British Court Answers an Eternal Question: How Much Potato Does a Crisp Contain?

No profit grows, Shakespeare once wrote, where no pleasure is taken. And so in the tedious march of life, we find joy in small things: The rising of the sun. A fine glass of wine. The greasy snap of a well-dressed potato crisp.

But soft! Not so fast. Life affords no simple pleasures, and even that delectable crunch comes with a weighty debate: How much potato doth a true crisp — chip, to the Americans — contain?

This — and several other probing questions of the crisp aficionado — was immortalized by a British tax appeals court last week, which ruled that Walkers Sensations Poppadoms, the fluffy, non-crisp-appearing potato medallions, are, in fact, the same as potato crisps.

Thus, we add to the hallowed roster of existential food debates, the moral implications of which far surpass their subjects’ consumable utility. Among them: Is a Jaffa Cake a cake, or a biscuit? Does a Chicago-style pie count as pizza? Is a hot dog a sandwich? Do you prefer Wawa over Sheetz, or are you wrong?

The ruling means Walkers, the company that makes poppadoms and dozens of other snack foods, will have to pay the same value-added tax on its poppadoms as it does on its various crisps. More important, a trial judge has recorded for all man- and crisp-loving-kind the sort of dictate that is sure to disproportionately irritate the masses.

“Food is probably one of the most visceral, powerful ways of expressing cultural identity,” said Dr. Ty Matejowsky, a professor of anthropology at the University of Central Florida. As such, he said, the court ruling was unlikely to change anyone’s crisp-related opinion.

The label of Walkers crisps bear distinct similarities to the American Lays potato chip brand, and also distribute Doritos in Britain. It’s because they’re all owned by Pepsico, which kept the Walkers brand name in Britain and Ireland. The label’s different, but they’re effectively the same chip.

A poppadom, an anglicized version of the Indian “papadum,” is a flat, crunchy, circular flatbread typically made with gram flour. Traditionally, they’re about the size of a tortilla. Walkers, though, freelanced the design into a smaller form, closer to the size of a potato chip, which they introduced with the help of a Sikh Elvis impersonator in the late 1980s.

The Walkers dispute bears uncanny resemblance to the great Pringles decision of 2008, when a British high court judge ruled the ubiquitous canned snacks also counted as crisps, despite tax-related arguments to the contrary.

At its colloquial heart, the debate is about whether poppadoms are food or snack. For the law’s purposes, “food” requires preparation and is intended to be eaten as part of something bigger. “Snacks” are efficient packages that can be enjoyed on their own. Like, say, a bag of potato chips.

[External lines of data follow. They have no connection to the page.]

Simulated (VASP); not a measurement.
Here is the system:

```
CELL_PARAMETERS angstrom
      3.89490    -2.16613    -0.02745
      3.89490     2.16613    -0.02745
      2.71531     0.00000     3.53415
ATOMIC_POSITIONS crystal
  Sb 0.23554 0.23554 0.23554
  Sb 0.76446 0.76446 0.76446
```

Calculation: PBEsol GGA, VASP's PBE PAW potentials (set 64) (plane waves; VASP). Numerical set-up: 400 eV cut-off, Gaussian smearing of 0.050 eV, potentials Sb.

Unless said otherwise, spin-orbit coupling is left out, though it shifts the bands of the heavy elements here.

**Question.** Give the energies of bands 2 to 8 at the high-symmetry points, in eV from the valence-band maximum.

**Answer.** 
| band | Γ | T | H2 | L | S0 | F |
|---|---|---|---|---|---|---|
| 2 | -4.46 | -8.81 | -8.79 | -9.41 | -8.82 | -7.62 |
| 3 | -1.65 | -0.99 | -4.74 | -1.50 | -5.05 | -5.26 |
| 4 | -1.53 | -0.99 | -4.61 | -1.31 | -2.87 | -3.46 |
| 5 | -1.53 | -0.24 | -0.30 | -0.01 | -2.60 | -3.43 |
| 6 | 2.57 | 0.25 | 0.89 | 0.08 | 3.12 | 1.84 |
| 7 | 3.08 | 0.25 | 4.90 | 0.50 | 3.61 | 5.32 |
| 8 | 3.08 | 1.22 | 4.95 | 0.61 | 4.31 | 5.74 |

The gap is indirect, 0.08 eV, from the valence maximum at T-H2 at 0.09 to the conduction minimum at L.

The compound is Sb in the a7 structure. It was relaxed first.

It may sound like a trivial distinction, but when it comes to British tax law, it’s no small claim. Where most food items are tax-exempt, the current Value Added Tax rate for snacks like crisps is 20 percent, putting the potential stakes of Walkers’ poppadom play in the multimillions.

“It’s a lot of money for the government,” said Dr. Catherine Clarke, a senior law lecturer at the University of Exeter. “It’s all really silly. But that’s where we are.”

The ruling is the latest in a yearslong journey for Walkers, which has claimed since 2021 that its Sensations Poppadoms are not the same as their potato crisp cousins, and hence should be tax-exempt like most other foods.

There are plenty of reasons, Walkers lawyers said, that a poppadom isn’t a crisp. To start, they are meant to be eaten with other things like chutney or dips — or, one might say, prepared. And, any “ordinary person on the street” would know they weren’t the same thing. Perhaps most critically, Walkers argued, the sorts of potato starch and granules used to make the poppadom shouldn’t count as potato ingredients, by purist standards.

Unfortunately for Walkers, the tribunal was unmoved by the company’s case. The poppadoms may not contain as much potato as a traditional crisp, the judge said, but the proper ratio of potato-to-poppadom-to-chip is in the eye of the beholder.

“The products,” the judge wrote, “obviously contain potato.”

It’s a narrow ruling — no thanks to Walkers, whose lawyers nearly brought the proverbial poppadoms ship down with them. Plenty of non-potato poppadoms, the company argued, were VAT-exempt in the U.K.

But the case, like so many others, fell by the flesh of the spud.

“The fact that a poppadom made to a traditional recipe from gram flour without potato is zero-rated for VAT purposes does not mean that a poppadom made to a traditional recipe which includes potato must also be zero-rated,” the judge said. “The former is not excluded because it is a ‘poppadom’ but, instead, because it contains no potato.”

Walkers, which did not respond to a request for comment on the verdict, has eight weeks to appeal. Until then, the law has spoken. Spiritually, it might be a poppadom. But legally — at least for now — it’s a chip.